The above specification, examples, and data provide a complete description of the manufacture and use of the composition of the invention. Since many embodiments of the invention can be made without departing from the spirit and scope of the invention, the invention resides in the claims hereinafter appended. It is further understood that this disclosure is not limited to the disclosed embodiments, but is intended to cover various arrangements included within the spirit and scope of the broadest interpretation so as to encompass all such modifications and equivalent arrangements.
While the present disclosure has been described in connection with what is considered the most practical and preferred embodiment, it is understood that this disclosure is not limited to the disclosed embodiments, but is intended to cover various arrangements included within the spirit and scope of the broadest interpretation so as to encompass all such modifications and equivalent arrangements.

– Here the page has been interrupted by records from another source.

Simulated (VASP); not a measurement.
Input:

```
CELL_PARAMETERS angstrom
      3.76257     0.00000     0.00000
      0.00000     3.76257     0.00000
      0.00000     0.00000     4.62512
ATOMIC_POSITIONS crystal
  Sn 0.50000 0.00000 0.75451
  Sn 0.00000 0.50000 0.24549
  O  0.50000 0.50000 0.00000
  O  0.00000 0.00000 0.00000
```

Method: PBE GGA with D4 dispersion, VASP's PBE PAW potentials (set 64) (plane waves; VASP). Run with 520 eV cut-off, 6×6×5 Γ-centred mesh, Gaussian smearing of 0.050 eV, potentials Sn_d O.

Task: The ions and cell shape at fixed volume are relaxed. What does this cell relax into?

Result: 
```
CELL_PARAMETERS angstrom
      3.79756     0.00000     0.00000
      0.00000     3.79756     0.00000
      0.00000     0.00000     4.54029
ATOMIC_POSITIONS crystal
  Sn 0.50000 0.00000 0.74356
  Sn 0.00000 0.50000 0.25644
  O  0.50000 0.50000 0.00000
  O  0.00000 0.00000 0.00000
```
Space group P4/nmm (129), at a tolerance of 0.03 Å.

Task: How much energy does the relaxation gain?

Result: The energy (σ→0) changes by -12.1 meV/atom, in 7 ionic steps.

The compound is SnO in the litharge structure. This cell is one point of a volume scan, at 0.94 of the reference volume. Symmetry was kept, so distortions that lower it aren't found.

This application, under 35 U.S.C. § 119, claims the benefit of the filing date of the U.S. Provisional Patent Application 62/551,397, entitled “Spiral-Wound Jackets for Repair of Piles,” filed on 1 Jan. 2017; and of the U.S. Provisional Patent Application 62/355,775, entitled “Reusable Construction Formwork,” filed on 28 Jun. 2016; and of the U.S. Provisional Patent Application 62/441,992, entitled “Spiral-Wound Reusable Concrete Form,” filed on 4 Jan. 2017, the specifications of which are incorporated herein in their entirety by reference.